Can be used to get or set a scraper object which can scrape /tournEntrants.jsp. Defaults to a WWW::GoKGS::Scraper::TournEntrants object.

$TournGames = $gokgs->tourn_games
$gokgs->tourn_games( WWW::GoKGS::Scraper::TournGames->new(...) )

Can be used to get or set a scraper object which can scrape /tournGames.jsp. Defaults to a WWW::GoKGS::Scraper::TournGames object.

INSTANCE METHODS

$HashRef = $gokgs->scrape( '/gameArchives.jsp?user=foo' )
$HashRef = $gokgs->scrape( 'http://www.gokgs.com/gameArchives.jsp?user=foo' )

A shortcut for:

  my $uri = URI->new( 'http://www.gokgs.com/gameArchives.jsp?user=foo' );
  my $game_archives = $gokgs->game_archives->scrape( $uri );

See WWW::GoKGS::Scraper::GameArchives for details.

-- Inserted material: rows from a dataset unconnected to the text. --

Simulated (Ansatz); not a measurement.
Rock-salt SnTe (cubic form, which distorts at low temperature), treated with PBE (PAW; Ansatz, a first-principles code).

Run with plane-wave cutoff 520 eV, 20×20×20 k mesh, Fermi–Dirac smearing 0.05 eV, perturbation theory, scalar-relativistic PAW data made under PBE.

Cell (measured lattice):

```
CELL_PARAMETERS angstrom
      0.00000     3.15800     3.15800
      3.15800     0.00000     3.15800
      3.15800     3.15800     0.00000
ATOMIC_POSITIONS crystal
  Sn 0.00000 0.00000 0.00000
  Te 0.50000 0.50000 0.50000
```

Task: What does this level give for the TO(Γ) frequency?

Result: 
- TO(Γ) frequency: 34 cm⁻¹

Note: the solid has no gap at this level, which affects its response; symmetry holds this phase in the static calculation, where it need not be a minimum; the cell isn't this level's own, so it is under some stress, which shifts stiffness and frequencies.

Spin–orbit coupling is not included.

$HashRef = $gokgs->scrape( '/top100.jsp' )
$HashRef = $gokgs->scrape( 'http://www.gokgs.com/top100.jsp' )

A shortcut for:

  my $uri = URI->new( 'http://www.gokgs.com/top100.jsp' );
  my $top_100 = $gokgs->top_100->scrape( $uri );

See WWW::GoKGS::Scraper::Top100 for details.

$HashRef = $gokgs->scrape( '/tournList.jsp?year=2014' )
$HashRef = $gokgs->scrape( 'http://www.gokgs.com/tournList.jsp?year=2014' )

A shortcut for:

  my $uri = URI->new( 'http://www.gokgs.com/tournList.jsp?year=2014' );
  my $tourn_list = $gokgs->tourn_list->scrape( $uri );

See WWW::GoKGS::Scraper::TournList for details.

$HashRef = $gokgs->scrape( '/tournInfo.jsp?id=123' )
$HashRef = $gokgs->scrape( 'http://www.gokgs.com/tournInfo.jsp?id=123' )

A shortcut for:

  my $uri = URI->new( 'http://www.gokgs.com/tournInfo.jsp?id=123' );
  my $tourn_info = $gokgs->tourn_info->scrape( $uri );

See WWW::GoKGS::Scraper::TournInfo for details.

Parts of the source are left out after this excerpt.